And hell will come. Not only is our freedom opposed but so is any attempt for us to see God as the warrior fighting for our freedom and calling us to fight alongside Him. To survive this fight we're going to need more than just grace, mercy and love. Those are important but we also need the fierceness of Christ when He went to the cross and tore open the kingdom of darkness.

Now it's our turn to follow Him and fight alongside Him. Our world is at war. The enemy's kingdom is going down but it's not there yet. And in the meantime there are many hearts, including yours and mine, that need to be passionately fought for so we can be free and fully alive. Let's recover our fierceness and fight.

Wednesday, March 18, 2009

Intimacy With God

I'm going through a time in my life right now where I'm stepping into my calling as never before. Even this week over the past few days I've watched God reveal His mission for me and show me how to begin living it out.
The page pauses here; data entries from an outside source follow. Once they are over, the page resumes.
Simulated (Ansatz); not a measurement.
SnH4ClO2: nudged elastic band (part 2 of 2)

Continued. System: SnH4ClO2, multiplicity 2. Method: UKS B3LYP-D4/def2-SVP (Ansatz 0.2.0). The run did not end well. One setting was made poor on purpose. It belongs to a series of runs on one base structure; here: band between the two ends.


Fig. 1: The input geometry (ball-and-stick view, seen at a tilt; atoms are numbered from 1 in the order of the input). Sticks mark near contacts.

It's a wonderful experience and as it happens I feel His pleasure. But it also reminds me that there is something in the Christian Life that is higher than living out the mission. The more I step into my purpose, the more it leaves me thirsty for intimacy with God and I'm reminded that that is really the point of it all.

Matthew 7 provides a sobering picture for us. In it, Jesus explains that there will many people who will come to Him wanting to tell Him all about the great stuff they did in life. He sends them away saying, "I never knew you."

I'm not suggesting, and I don't believe Jesus is either, that intimacy is a requirement for salvation. What I believe His point is that intimacy is a natural and expected outcome of a heart that has been reconciled to God and is being restored to glory.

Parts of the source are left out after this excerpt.